UK energy crisis here to stay as firms Green and Avro fold

Ministers considering appointing a ‘special administrator’ to help ailing energy groups

Steam rises from the SSE Thermal gas fired power station near Grain, in south-east England. AFP
Powered by automated translation

Britain’s energy watchdog has warned the gas crisis will not be short-lived, with more companies expected to collapse.

Shortly after that warning energy provider Green and Avro Energy became the latest victims of the crisis.

Green blamed “unprecedented market conditions and regulatory failings” for its collapse on Wednesday.

Ofgem said that it would ensure that Avro’s 580,000 domestic gas and electricity customers, and Green’s 255,000 households would be protected.

The regulator will choose a new supplier for the households, and said customers should wait to be contacted by their new supplier.

Another firm, Igloo, revealed it was facing mounting pressure, and the UK's sixth-largest energy company, Bulb, which has 1.7 million customers, is seeking new financing and potentially a government bailout.

On Wednesday, Jonathan Brearley, the head of Britain's Ofgem energy regulator, told the House of Commons business select committee that the recent rise in gas prices was unprecedented and more energy suppliers could go out of business.
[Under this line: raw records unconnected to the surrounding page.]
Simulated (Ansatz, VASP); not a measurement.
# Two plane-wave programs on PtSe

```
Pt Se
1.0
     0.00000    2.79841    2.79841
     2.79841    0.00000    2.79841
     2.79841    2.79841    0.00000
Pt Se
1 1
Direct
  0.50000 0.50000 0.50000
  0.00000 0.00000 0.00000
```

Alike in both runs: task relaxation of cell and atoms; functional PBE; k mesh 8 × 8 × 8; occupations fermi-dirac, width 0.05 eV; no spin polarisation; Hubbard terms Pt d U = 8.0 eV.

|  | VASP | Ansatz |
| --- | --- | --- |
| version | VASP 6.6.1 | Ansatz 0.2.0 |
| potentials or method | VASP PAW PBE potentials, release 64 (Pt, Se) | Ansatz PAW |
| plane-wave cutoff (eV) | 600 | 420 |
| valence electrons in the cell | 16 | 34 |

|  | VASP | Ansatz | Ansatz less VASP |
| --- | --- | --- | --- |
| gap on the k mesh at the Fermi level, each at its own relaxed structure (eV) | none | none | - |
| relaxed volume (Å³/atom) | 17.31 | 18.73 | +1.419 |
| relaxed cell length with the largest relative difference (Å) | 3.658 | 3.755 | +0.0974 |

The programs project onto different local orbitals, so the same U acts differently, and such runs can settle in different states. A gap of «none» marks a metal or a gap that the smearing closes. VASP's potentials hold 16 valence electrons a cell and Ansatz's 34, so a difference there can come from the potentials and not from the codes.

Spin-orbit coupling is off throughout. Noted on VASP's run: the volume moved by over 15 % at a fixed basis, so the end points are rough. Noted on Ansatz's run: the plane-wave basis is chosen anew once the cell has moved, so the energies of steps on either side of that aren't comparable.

“Have a look at the change in the gas price - it really is something that we don't think we've seen before at this pace,” he said.

“We do expect more [suppliers] not to be able to face the circumstances we're in.”

Emma Pinchbeck, chief executive of supplier trade body Energy UK, said the government and Ofgem were warned two years ago that the energy sector was fragile.

“I took this job a year ago. When I was hired, the chairman of Energy UK said that your biggest challenge is going to be the vulnerability of the retail market,” she said on Wednesday.

“I know that for a year or more before that my team have been making the case to the regulator and the government that the sector is fragile.”

The UK faces a food and energy crisis

The UK faces a food and energy crisis

Business Secretary Kwasi Kwarteng said preparations were being made for gas prices to remain high for some time, despite Boris Johnson describing the problem as “temporary”.

He told the committee: “I think ‘temporary’ means that it’s a position where the price has spiked considerably … I think it has quadrupled in the last six months, seven months.

“You would expect normally that the price would revert to the mean, it’s not something that we think is going to be sustainable.

“But, of course, we have to prepare for longer-term high prices.”

Bulb has said it has been hit hard by the escalating wholesale price of gas.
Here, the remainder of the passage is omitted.